On this page8 sections
ConceptsIntermediate6-8 min reference

Exploratory Testing Heuristics

Heuristics, tours, and prompts for finding bugs that scripted tests miss. Pull one off the shelf when you're staring at a feature and don't know where to start.

SFDPOT — San Francisco Depot

A Bach-and-Bolton coverage heuristic. For each dimension, ask the listed questions and you'll surface test ideas you would have missed.
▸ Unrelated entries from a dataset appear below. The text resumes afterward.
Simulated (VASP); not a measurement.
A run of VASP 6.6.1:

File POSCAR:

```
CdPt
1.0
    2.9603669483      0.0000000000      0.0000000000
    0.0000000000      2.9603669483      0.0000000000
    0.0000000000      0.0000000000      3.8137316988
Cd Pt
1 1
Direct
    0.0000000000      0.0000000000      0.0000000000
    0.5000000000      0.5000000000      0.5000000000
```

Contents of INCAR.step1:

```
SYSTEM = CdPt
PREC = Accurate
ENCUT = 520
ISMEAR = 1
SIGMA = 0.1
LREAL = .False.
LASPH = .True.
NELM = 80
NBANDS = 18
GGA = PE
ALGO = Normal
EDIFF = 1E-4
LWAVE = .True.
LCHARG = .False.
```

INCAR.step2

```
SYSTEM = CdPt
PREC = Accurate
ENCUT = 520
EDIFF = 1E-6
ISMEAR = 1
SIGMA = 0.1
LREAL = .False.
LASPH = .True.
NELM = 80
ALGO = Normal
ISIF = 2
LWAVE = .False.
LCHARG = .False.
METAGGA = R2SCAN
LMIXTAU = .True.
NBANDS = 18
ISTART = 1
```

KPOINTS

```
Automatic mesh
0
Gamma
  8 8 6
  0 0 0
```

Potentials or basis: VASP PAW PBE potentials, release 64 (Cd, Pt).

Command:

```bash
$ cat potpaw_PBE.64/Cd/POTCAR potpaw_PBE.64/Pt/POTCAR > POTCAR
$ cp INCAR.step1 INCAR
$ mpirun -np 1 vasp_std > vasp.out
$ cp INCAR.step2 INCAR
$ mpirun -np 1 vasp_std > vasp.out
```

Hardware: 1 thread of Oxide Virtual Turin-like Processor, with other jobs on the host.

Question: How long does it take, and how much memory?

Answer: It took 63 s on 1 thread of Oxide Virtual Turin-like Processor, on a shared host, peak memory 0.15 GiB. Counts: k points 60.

Structure — what is it made of?

AskExamples
What components make up this feature?Front-end form, API, validation rules, DB tables, queue, worker
What files / modules does it touch?auth.ts, User.java, migration 0042_add_phone.sql
What database tables / collections?users, sessions, audit_log
What configuration files?app.yml, feature flags, environment variables
What third-party libraries?Stripe SDK, Auth0, AWS S3

Function — what does it do?

AskExamples
What can a user accomplish?Create account, reset password, upload avatar
What can the system do automatically?Send digest email, expire stale sessions, archive old data
What functions exist for admins / power users?Impersonate, export, bulk-delete
What's missing that should be here?"Forgot password" link, undo, confirmation dialog

Data — what does it process?

AskExamples
What inputs flow in?Form fields, query params, headers, file uploads
What outputs flow out?API responses, emails, downloads, audit log entries
What is stored, where, and for how long?Session token in cookie 30d, password hash in DB, image in S3
What states can the data be in?Draft, submitted, approved, rejected, archived
What types and ranges?Strings, ints, dates, JSON, files

Platform — what does it depend on?

AskExamples
Which browsers / OSes / devices?Chrome, Safari iOS, Edge, screen readers
Which downstream APIs?Payments, identity, search, email
Which infrastructure?Postgres, Redis, S3, queue, CDN
Network conditions?Offline, slow 3G, high-latency, IPv6, captive portal

Operations — how is it used in practice?

AskExamples
Install / first-run experience?Onboarding wizard, default settings, migration from old version
Updates and rollback?Zero-downtime deploys, schema migrations, feature flag rollback
Backups and recovery?Point-in-time restore, export/import, audit log retention
Monitoring and alerting?Error rates, latency SLOs, on-call playbook

Time — how does it behave over time?

AskExamples
Timeouts and waits?Session expiry, request timeout, retry-after, cron schedule
Aging data?Stale tokens, expired coupons, year-end rollovers, leap years
Concurrency?Two users editing the same record, race in checkout, double-click
Order of operations?Out-of-order webhooks, replayed events, late deliveries

RCRCRC — Regression Testing

Six lenses for choosing what to retest after a change. Useful when you can't run everything.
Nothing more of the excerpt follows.